Kano, an ode to the “glorious” Japanese rule.
As a person whose country was under Japanese rule—although the general public of the nation, myself included to be honest, prefers to call it “occupation”—watching a newly released Taiwanese film “Kano" wasn’t exactly a pleasant experience.
I’m not saying it was a bad movie. I’d rather say it’s the opposite. It was an entertaining film to watch, and the others at the premiere seemed to have the same opinion of the film. (There was a premiere of the film at a baseball stadium in Kaohsiung today.) The quality of the film has nothing to do with the reason why I find watching it not entirely pleasant. Rather, it was the underlying tone of the movie that appears to be praising the Taiwan under Japanese rule.
Taiwan was ceded to Imperial Japan in 1895 when Qing Dynasty signed the Treaty of Shimonoseki and for the next 50 years was under their rule. After centuries of being practically abandoned by the Qing court ever since they became subjects of the court in the 17th century—except for taxes levied and collected—and, much thanks to that, all prevalent corruption and economic as well as social hardships that they had to endure, Imperial Japan appeared to be more thoughtful and caring Taiwan as they put quite a ‘formidable’ amount of effort into Japanizing Taiwan with heavy infrastructure development, development of an effective sanitation system, and introduction of universal public education. (All of which were to exploit Taiwan as a lucrative colony more effectively and systemically for their benefits, to be perfectly clear.)
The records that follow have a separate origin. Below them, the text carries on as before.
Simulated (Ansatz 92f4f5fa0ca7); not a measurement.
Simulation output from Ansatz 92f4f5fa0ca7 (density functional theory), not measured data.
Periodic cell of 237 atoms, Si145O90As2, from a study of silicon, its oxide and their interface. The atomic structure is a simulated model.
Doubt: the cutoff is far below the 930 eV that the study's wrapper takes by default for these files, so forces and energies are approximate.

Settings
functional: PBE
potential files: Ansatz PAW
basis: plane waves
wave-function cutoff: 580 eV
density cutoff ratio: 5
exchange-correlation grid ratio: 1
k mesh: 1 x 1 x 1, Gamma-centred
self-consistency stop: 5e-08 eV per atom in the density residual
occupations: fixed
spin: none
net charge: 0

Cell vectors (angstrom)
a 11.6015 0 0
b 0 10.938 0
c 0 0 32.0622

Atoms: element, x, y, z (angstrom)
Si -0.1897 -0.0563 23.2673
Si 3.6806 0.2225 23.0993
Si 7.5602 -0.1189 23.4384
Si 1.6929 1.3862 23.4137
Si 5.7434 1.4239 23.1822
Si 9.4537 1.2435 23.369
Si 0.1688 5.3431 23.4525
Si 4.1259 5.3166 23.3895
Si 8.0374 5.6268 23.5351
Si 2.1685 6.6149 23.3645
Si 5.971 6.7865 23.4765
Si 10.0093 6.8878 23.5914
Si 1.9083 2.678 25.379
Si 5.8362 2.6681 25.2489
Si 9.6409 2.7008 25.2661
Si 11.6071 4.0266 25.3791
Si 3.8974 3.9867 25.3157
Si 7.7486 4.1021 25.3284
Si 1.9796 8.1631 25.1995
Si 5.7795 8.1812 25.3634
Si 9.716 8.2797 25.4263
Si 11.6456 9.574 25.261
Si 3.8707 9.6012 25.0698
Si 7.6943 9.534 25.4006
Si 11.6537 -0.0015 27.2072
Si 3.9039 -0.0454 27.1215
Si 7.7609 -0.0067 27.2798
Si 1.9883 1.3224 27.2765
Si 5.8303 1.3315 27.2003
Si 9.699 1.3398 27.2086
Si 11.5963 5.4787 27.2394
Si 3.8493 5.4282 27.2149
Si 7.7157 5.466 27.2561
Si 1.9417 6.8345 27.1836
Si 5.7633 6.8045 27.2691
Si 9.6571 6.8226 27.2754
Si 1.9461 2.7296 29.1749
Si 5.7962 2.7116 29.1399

Somewhat ironically, what came after Imperial Japan surrendered to the Allies was Chinese mainlanders again, except it was a ‘republic’ this time as Taiwan was returned—or ‘illegally’ handed over as some people might argue—to Kuomintang (KMT). It would have not been too bad if things didn’t go downhill right away and stay there for relatively a long time, the period known as “White Terror”, during which the general standard of living in the island had become much worse comparing to of the one during the Japanese rule. (On a side note, It was forty years later that the KMT finally abandoned the idea of maintaining Taiwan as one-party state and free elections started to be held.)
Thanks to all the historical background, more than a few Neishengren (內省人) Taiwanese people show little to none antipathy towards the Japanese rule. (You’d be surprised to learn how easy it is to find Hinomaru-themed stickers, logos and whatnot in Taiwan. It’s pretty much like running into Nazi Hakenkruezs in Poland, Czech, Slovakia or Hungary.) Bearing these in mind, I couldn’t help but to feel what was underlying the film is this pro-Japanese rule sentiment.
Some people might say that the film is more or less an accurate depiction of the era without any particular bias towards either anti- or pro-Japan, and as proof of that they would mention that there were a few scenes in which Japanese showed discriminatory attitudes towards the Taiwanese aborigines such as calling them savages (蛮人), mocking them by asking aboriginal players if they could speak Japanese and so on. I do agree that the film indeed tried to show the viewers some dark sides of the colonial rule with such scenes, but throughout the film, there was almost no portrayal of oppressions and discriminations against the Taiwanese aborigines as well as the Han Chinese Taiwanese working class by the colonial authorities. (One of the good examples might be the Wushe incident.)
Also, more or less constant appearances of Yoichi Hatta and his brainchild the Chianan canal along with a Japanese agriculturalist named Hamada was pretty much irrelevant to the main storyline and unnecessary. I’m aware that Hatta and his legacy (the entire irrigation system) are well respected until now in Taiwan and Chiayi was/is indeed a farming region—after all, the school the players belonged to was Kaji Agricultural High School—but I still don’t think these facts are relevant enough to the film’s plot to justify and deserve such a lengthy portion of it. All these things considered, I cannot help but to think that the undertone of the film was a bit too overtly pro-Japan, through which—whether intentionally or not—effectively glorified the Japanese rule as a magnanimous, caring and even justifiable regime. (I believe it’s worth noting that the DPP is pretty much in line with this sort of thinking.)
I’m not suggesting that it’s deplorable to form such a point of view towards the Japanese rule or anything, but it begs me a question where the sense of identity as Taiwanese really lies, especially as a once-colonised people themselves by Imperial Japan.